Back in 2002, the Department of Corrections implemented a system at the request of the Washington Supreme Court that would give inmates "good time" credits for participating in rehabilition programs. The credit would knock time off your sentence, but in the 13 years since the program was implemented, an error resulted in some inmates being overcredited which eventually led to the mass release.
Now before anyone starts lecturing about the dangers of overreliance on technology, know that human error plays a part in this. The problem was actually discovered in 2012 but a solution was delayed several times over, leading the state's new chief information officer to alert the DOC to the problem. As far as how early the prisoners were released, the state puts the average time at 49 days, which doesn't seem like too big of a problem.
The state apparently agrees, as not all of the prisoners are being rounded up, and some who are will be given work release opportunities. A software patch designed to fix the error is scheduled for January 7th and two retired federal prosecutors have been hired to investigate why the programming error went unnoticed for 10 years and then unaddressed for three more.
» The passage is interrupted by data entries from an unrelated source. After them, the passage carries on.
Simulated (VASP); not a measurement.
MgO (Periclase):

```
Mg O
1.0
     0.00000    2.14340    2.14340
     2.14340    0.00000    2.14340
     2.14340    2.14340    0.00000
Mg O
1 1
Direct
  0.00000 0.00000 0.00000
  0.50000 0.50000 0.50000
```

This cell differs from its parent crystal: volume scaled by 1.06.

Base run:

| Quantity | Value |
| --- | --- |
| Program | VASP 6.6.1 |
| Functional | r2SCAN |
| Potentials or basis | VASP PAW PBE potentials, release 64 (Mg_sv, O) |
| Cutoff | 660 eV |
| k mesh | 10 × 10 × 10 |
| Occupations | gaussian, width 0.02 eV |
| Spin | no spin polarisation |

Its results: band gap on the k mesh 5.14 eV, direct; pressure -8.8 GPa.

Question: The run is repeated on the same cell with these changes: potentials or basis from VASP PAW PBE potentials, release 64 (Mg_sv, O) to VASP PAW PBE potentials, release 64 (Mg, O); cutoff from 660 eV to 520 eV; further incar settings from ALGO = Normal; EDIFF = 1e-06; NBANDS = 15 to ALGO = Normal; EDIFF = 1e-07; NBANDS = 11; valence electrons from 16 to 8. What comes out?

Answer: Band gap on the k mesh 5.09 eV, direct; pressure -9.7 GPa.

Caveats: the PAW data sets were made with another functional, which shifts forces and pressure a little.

The idea of thousands of inmates being released early thanks to a computer glitch is a lot scarier than what actually happened. I feel as if someone might say "it could have been a lot worse," but in truth it couldn't have been, because all the error really did was speed up a decision that a person had already made. When the computer gets a life of his own and starts swapping prison sentences between low-level offenders and those with multiple death sentences, then we can start panicking.